Sunday 14 September 2008

Fraise

Think that's just a strawberry, eh? Picked up a bit of French, have you? Like to ask the waiter if the fraises des bois were flown in this morning, do you?

Ha!

Far from the sophisticated polyglot man-of-the-world you have always imagined yourself to be, you are in fact an ignorant and pretentious oaf. If you had had a proper education you would have known that Samuel Johnson's 1755 dictionary had this entry for the word:
fraise n.s. [French, the caul of an animal.]
A pancake with bacon in it

But this is not the end of the matter; let us go further. My Shorter Harrap gives the soft fruit definition and also this:
fraise n.f.
Culinary: crow (of calf, lamb)

Here I must confess my own ignorance: what is a calf's (or lamb's) crow? On then to the OED; after Corvus Corone (or Americanus), and the noise that cocks make, we have the third meaning (the fourth is a North American Indian):

crow, n
The mesentary of an animal (1818 Young Woman's Companion: The liver and crow are much admired fried with bacon.)

So Samuel's "caul" may have been wrong but his reference to bacon suggests that he was on the right lines.
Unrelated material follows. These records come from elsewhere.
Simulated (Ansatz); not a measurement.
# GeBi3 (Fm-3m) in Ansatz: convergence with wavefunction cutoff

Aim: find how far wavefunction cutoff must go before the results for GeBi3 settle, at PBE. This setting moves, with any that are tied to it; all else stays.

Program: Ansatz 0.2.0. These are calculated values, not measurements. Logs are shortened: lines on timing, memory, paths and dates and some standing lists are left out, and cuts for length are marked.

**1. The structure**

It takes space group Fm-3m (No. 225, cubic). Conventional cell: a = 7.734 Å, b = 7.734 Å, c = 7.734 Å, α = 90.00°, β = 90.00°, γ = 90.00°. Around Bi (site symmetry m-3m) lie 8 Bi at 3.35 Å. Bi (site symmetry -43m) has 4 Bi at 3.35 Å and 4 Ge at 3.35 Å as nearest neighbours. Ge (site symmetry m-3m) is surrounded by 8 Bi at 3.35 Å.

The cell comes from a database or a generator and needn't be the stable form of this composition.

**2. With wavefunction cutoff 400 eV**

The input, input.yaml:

Hang on, what's this mesentery? That's new to me too. It's a word widely used since 1425 and I wish I hadn't looked it up. According to the OED:
mesentary, n.
Anat. and Zool. Originally: the folded sheet of peritoneum in which the jejunum and ileum are suspended from the dorsal abdominal wall. Later also: any of several other folds of peritoneum serving a similar function for other organs; the embryonic precursor of these structures, a double layer of splanchnic mesoderm attached to both the dorsal and ventral walls of the body, which also temporarily supports the organs of the chest.

A double layer of splanchnic mesoderm sounds to me to be a bit over the top. Admirable it may be, but I don't think I'd like it fried with bacon, and even less if served with cream, à la Romanoff.